Wednesday, March 07, 2007

Anniversaries

Today is the one year anniversary of the day of the big layoff of the Nu Skin creative group. One year ago today, at about 10:30 AM I got the phone call to go to the conference room. At the time, to be honest, I was actually a little bit relieved. By the time they called me in, I wanted to be laid off. They had started with the managers, and after 10 or 15 people, I was pretty sure that the department as I knew it would no longer be the family it had always been for me. I knew that it would be a depressing place to work without all of those lovely people surrounding me. We were all praying to get that call so as not to deal with the aftermath.

Don't get me wrong. . . I was scared. It was the only real, grown up job I had ever had. I had started the same week I graduated from college and was there for 7 years. There was a big part of me that wondered if anyone else would ever hire me. I had fallen into the job at Nu Skin almost by accident and it turned out to be something I really liked doing. And better than that, it was something that I was good at. . . but could I translate that skill set to another job? Were there really job openings out there for people like me? Were there Digital Asset managers in other companies? And most importantly, were there jobs like that in Utah, in close enough proximity that I wouldn't have to sell the house I had so recently purchased? What would happen next?
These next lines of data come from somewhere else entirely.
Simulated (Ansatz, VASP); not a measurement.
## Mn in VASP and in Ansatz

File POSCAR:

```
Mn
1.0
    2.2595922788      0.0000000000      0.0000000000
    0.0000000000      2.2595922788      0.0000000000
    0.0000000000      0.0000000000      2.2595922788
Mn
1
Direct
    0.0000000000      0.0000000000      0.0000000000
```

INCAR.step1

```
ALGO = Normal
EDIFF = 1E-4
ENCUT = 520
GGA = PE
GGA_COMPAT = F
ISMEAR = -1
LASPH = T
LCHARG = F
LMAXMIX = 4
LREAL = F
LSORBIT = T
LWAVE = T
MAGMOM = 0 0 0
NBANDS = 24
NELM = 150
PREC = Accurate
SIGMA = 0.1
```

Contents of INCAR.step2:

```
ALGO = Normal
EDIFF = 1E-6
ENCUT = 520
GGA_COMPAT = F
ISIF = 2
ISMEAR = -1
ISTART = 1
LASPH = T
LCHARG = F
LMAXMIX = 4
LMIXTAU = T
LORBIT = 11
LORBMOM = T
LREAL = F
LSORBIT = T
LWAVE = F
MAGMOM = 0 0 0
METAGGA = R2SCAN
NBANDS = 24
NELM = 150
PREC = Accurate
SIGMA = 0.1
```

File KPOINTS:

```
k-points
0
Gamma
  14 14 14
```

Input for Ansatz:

If you've never been laid off, it's impossible to describe the feeling of suddenly being set free on the world with nothing to do. I had spent 7 full years getting up in the morning and going to work. It had become such a habit that I didn't know what to do with myself without it. For the first week or two I still had a play to do in the evenings, but I found myself wandering pretty aimlessly during the day. I had no idea what to do with myself. Nu Skin had been very generous with our severance packages, so I wasn't in a state of panic about finding a job just yet, although it tugged at the back of my mind when I'd stop for a minute. I felt simultaneously like the slightly guilty kid skipping school and someone without any purpose at all.

A few days after the lay offs, we got together for breakfast. In all, around 35 of us had lost our jobs that day. There were only 6 or 7 left in the whole department. I don't think there were more than 3 or 4 missing from that big group that first day. We overflowed the Village Inn while we ate and talked and swapped information so that we never lost contact. We had lunch a week later, and then two weeks. . .

It has become a tradition that happens slightly less often now. Most everyone has found other work, moved on. . . some to other states, so our group is smaller when we get together. But we still find each other. We still swap Christmas cards and emails and wedding announcements. We still keep in touch with that family.

Today, we gathered for an anniversary lunch, and the crowd was bigger than it's been in a long time. There were a few noteable exceptions, but almost everyone was there. We filled two long tables at Thai Chili Garden and talked and laughed together as if it hadn't been a year. We filled each other in on our lives as they are now, swapped business cards, and family stories. It was a great time.

As much as I like my current job and my co-workers, I miss that crowd every day. I will always consider them family, no matter how many of these anniversary lunches pass.